Firing was first reported two months before the war began. There would be firing morning and evening, with a break during the day. Suddenly, it escalated into full-fledged war.

There was a river, the other side of which was Chinese territory. In one of my reports, I had mentioned that the Chinese were replicating our positions on their side.

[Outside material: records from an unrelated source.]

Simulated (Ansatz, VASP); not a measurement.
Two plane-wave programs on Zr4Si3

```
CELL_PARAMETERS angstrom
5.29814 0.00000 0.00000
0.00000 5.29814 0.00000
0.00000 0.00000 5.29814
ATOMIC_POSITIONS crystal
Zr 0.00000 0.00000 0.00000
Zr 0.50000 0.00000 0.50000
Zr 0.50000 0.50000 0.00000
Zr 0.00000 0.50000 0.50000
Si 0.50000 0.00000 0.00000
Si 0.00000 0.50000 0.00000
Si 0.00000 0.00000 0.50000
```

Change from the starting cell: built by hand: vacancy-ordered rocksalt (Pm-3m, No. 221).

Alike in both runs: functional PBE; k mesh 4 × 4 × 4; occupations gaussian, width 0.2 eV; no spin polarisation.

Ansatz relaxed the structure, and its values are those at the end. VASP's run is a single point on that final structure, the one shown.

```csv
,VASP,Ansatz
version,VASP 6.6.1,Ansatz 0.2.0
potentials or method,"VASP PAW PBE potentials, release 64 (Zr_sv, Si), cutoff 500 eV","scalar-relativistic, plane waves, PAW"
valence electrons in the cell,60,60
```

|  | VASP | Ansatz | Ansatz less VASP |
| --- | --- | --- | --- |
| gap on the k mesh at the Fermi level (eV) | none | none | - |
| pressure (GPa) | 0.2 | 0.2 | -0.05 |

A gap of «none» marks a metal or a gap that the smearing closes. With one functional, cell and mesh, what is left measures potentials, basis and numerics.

I remember the Chinese destroying the Khiinjamanu bridge, which connects one mountain range to another. At my observation post up high, I was with a villager. We watched with my binoculars as the Chinese advanced around sunset towards our side in large numbers. They stayed put in the night. We slept for a few hours. When we woke up, the Chinese had moved further. I saw them attack an IB checkpost. The only connecting bridge was destroyed, so I could neither go uphill nor downhill. I ran straight into the forests and stayed there alone for three days. If I was caught, the Chinese would have killed me.

I somehow reached a small village near Zhimidhang, and took refuge in a house. The owners were leaving for a refugee camp. I was left alone in the village, and they informed the authorities of this. Later, they tried to contact me by whistle calls. Somehow, I reached Zhimidhang, where a villager called Bhuti offered me tea. I was so scared, I could neither eat nor drink. I was in office clothes and would be picked up by the Chinese, if I was spotted; local dress would give me a better chance of escape. A shepherd helped out with a dress, and I cut my hair roughly, with his sickle. Then the Chinese came, the villagers ran away. Chinese soldiers opened the door of the house I was in, but they were tired and let me be as they slept. I took a vessel and decided to go out and  pretend to be washing it; if they remained asleep, I’d run to freedom. Luck was on my side: I ran lightning fast and reached a group of shepherds. I picked up some of their luggage so I could pretend to be part of the group. On the way, we encountered two Chinese soldiers. I removed my wrist-watch and prepared to throw it away to escape detection as a non-local. But they let us pass. We even waved good-bye to them. We finally reached Namchu; I danced my way into Namchu. Then I reached the refugee camp in Shillong and returned only after the ceasefire was announced. I received many medals. But our job did not end, we continued to note Chinese movements and report them.

Kunjo Tashi
Sub-inspector with the State Intelligence Bureau during the war

I was posted at Bum La when the Chinese attacked India. We were immediately ordered to leave the post: the Chinese had already crossed Se La and our army had been forced to retreat. This was what we learnt from our lines of communication.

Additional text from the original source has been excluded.